Make Services Fault Tolerant & Supportable for Production Use

January 3, 2015

A lot of teams are building services for clients both internal and external to your organization. Typically, there is quite a bit of focus on succeeding from a functional sense – did we get the key requirements addressed? does it cover the plethora of rules across markets / jurisdictions? and so on. Some of the more experienced teams, consider the non-functional aspects as well – e.g. logging, auditing, exception handling, metrics, etc. and I talked about the value of service mediation for addressing these in an earlier post.

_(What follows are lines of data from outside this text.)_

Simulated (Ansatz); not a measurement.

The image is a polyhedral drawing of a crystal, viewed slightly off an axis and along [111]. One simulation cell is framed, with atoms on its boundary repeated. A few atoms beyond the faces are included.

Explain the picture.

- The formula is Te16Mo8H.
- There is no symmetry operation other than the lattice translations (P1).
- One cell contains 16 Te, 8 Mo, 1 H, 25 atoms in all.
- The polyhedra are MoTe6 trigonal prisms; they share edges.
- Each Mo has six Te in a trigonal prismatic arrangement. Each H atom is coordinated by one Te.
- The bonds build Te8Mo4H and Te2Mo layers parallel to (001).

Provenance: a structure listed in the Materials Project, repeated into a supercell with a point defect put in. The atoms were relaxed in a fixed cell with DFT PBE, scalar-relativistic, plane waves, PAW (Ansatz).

There is an expanded set of capabilities that are also necessary when addressing non-functional requirements – those that are very relevant specially when your service grows in popularity and usage. They fall under two categories: operational agility and fault-tolerance.  Here are a few candidate capabilities in both these categories:

Operational Agility / Supportability:

  • Ability to enable / disable both services and operations within a service
  • Ability to provision additional service instances based on demand (elastic scaling)
  • Maintenance APIs for managing resources (reset connection pool, individual connections, clear cached data, etc.)
  • Ability to view Service APIs that are breaching and ones that are the risk of breaching operational SLAs
  • Model and detect out of band behavior with respect to resource consumption, transaction volumes, usage trends during a time period etc.

Fault Tolerance:

  • Failing fast when there is no point executing operations partially
  • Ability to detect denial of service attacks from malicious clients
  • Ability to gracefully handle unexpected usage spikes via load shedding, re-balancing, deferring non-critical tasks, etc.
  • Detecting failures that impact individual operations as well as services as a whole
  • Dealing with unavailable downstream dependencies
  • Leveraging time outs when integrating with one or more dependencies
  • Automatically recovering from component failures

In future posts, I will expand on each of these topics covering both design and implementation strategies. It is also important to point out that both these aspects are heavily interconnected and influence each other.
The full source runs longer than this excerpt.